The funk tends to bring the fun, and Saturday night’s installment of San Francisco’s 10th annual Funk Festival lured the city’s dance party people out to help Afrolicious and the Budos Band transform the Mezzanine into a full-on soul celebration. With a cold rain falling outside, deterring seemingly no one from making the pilgrimage downtown for the show, the venue became a hot musical haven, the night beginning with local DJ Motion Potion (ne Robbie Kowal, co-founder of the festival) spinning tunes amid projections of Soul Train on the wall behind him. Soul Train is truly one of the best television programs ever, the precedent it set for generations of soul lovers to get down in their best outfits, runway style, never far removed (at least in spirit) from any contemporary display of soul or funk music.

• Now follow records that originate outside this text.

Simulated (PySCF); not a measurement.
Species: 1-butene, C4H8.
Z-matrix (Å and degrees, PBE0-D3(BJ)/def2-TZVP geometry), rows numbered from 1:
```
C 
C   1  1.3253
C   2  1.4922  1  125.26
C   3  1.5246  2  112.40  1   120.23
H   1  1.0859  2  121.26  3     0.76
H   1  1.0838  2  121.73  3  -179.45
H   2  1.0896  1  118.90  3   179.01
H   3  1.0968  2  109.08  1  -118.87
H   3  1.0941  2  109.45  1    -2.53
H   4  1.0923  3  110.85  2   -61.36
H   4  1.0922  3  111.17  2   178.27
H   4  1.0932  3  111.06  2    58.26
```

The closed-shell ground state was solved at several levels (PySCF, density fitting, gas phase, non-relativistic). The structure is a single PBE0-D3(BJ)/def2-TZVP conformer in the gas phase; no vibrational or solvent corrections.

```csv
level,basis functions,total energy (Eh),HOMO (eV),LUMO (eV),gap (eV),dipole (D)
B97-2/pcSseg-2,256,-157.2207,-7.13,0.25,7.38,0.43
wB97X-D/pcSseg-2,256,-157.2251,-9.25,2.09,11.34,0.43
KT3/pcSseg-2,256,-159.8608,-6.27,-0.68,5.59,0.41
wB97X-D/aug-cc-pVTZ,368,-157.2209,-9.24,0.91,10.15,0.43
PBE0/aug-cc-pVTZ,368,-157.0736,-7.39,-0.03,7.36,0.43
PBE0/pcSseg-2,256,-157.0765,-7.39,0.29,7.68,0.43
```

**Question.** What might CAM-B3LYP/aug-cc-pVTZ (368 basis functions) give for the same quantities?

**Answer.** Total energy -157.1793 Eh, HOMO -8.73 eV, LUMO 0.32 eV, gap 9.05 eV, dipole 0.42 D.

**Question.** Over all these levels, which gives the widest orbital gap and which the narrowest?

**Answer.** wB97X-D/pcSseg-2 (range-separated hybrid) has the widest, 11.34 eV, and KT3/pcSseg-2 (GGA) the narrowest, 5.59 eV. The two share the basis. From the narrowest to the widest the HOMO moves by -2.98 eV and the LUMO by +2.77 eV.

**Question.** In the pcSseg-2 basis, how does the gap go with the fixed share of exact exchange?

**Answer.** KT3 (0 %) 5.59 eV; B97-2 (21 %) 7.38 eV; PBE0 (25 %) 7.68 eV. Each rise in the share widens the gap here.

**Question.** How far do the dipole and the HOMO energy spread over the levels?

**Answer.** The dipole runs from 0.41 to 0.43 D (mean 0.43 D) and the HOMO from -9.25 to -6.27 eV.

Afrolicious played support and broke up Motion Potion’s set with a long string of tracks, jamming the stage with members from their local musical collective. Afrolicious is known for their weekly residency at the Elbo Room, playing music in the ever-evolving genre of ”Afro-Disco-Funk-Dub-Electro-Soul-Latin-Brazilian” as their facebook page succinctly states it. They had at least ten musicians performing with them, inciting most everyone in the room to stretch out and dance to their brand of high spirited ”afrolicious” funk (sorry, couldn’t help it), until it became rather unmanageable to move around as the venue reached capacity and people flowed in for what must have eventually been a sold out-show. Exceptionally fun and ecstatic live set. Highly recommended.
Headliners the Budos Band are fast becoming one of the most talked about jazz-funk groups of today, in part because they are signed to the venerable Brooklyn based Daptone label, the home of, among other musical heavyweights, Sharon Jones and the Dap-Kings. The Budos Band are actually from neighboring Staten Island, and that New York City bred sophistication and brashness is certainly present in their music, an eclectic mix of instrumental jazz, funk, and afro-beat. (Get that? No vocals.) They’ve been playing frequently around the country since the emergence of their first self-titled album in 2005 and have been enjoying a steady ascension to notoriety in jazz and funk circles over the past five years. Their music is much more jazz oriented and horn heavy than that of Afrolicious, darker and more experimentally driven too, making them a bit more challenging to flail around and dance to, but there is so much virtuosic intricacy in their compositions, and such a dynamic energy among the members of the band, that you could sit back and not move a muscle throughout their set and it’d still make for an incredibly entertaining show.
All in all, a fine showing of fantastic live music, and one of the most fun nights I’ve had on the town in recent memory.